Job Scheduling
Job Scheduling
Important Tips:
Avoid Running Jobs on the Login Nodes
Please DO NOT use the login-node (e.g. hpc1 or hpc2) for running your jobs. Always use the "sbatch" command to run your jobs. If you are using interactive job submission -- running graphics (e.g. MATLAB), scripts, and other STDIO -- use the command "srun --x11 --pty bash" which assigns you a compute node. Jobs running on the login-node will be killed. If you have already run your job, cancel it using command "kill <PID>". You can get PID by running command "top" at login-node. For killing all processes use:
kill -9 `ps -ef | grep <caseID> | grep -v grep | awk '{print $2}'`
Job Locations
Running the jobs regularly is done on the scratch space ($PFSDIR), instead of your home directory. The home directory is limited by the group storage quota, which can cause jobs to stop prematurely when running out of space. If the jobs also require high Input/Output processes, your home directory access might be impacted.
Each group has storage quota limits. To find more information about storage limits and disk usage please refer to Storage & Quota.
On GPU nodes , we provide fast SSD drives for scratch space. On Rider cluster, use $TMPDIR for gpu2v100, gpu4v100 and gpu2080 nodes. On Markov cluster, use /mnt/fs1 as the scratch space.

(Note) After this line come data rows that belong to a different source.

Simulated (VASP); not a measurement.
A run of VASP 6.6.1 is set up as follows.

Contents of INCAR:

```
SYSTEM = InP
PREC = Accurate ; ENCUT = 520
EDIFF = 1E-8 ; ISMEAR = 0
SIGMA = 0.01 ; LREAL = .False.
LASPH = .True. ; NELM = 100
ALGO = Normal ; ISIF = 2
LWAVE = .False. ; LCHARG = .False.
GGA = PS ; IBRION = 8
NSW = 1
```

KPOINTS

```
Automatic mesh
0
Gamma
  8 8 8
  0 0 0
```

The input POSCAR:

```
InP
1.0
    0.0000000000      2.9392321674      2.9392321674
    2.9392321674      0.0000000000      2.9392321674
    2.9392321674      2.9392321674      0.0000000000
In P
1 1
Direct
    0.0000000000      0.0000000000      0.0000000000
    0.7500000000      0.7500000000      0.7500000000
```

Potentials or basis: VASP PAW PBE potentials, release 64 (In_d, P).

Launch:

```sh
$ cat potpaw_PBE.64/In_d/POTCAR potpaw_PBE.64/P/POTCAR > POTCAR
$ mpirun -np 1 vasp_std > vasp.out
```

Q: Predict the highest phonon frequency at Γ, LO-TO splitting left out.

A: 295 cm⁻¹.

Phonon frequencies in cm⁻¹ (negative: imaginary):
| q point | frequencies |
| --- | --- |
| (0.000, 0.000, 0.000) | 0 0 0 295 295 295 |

If your job creates a large number of output files, or you have a case where the number of files in a directory is huge, please follow the Panasas Storage Guideline for Huge Directory.
Node Partitions
We have batch, smp, and gpu queues or node partitions.
Additional node features (with "-C") can be included in the job request to classify the nodes requested further.
See the HPC Resource View for which nodes belong to each partition and features.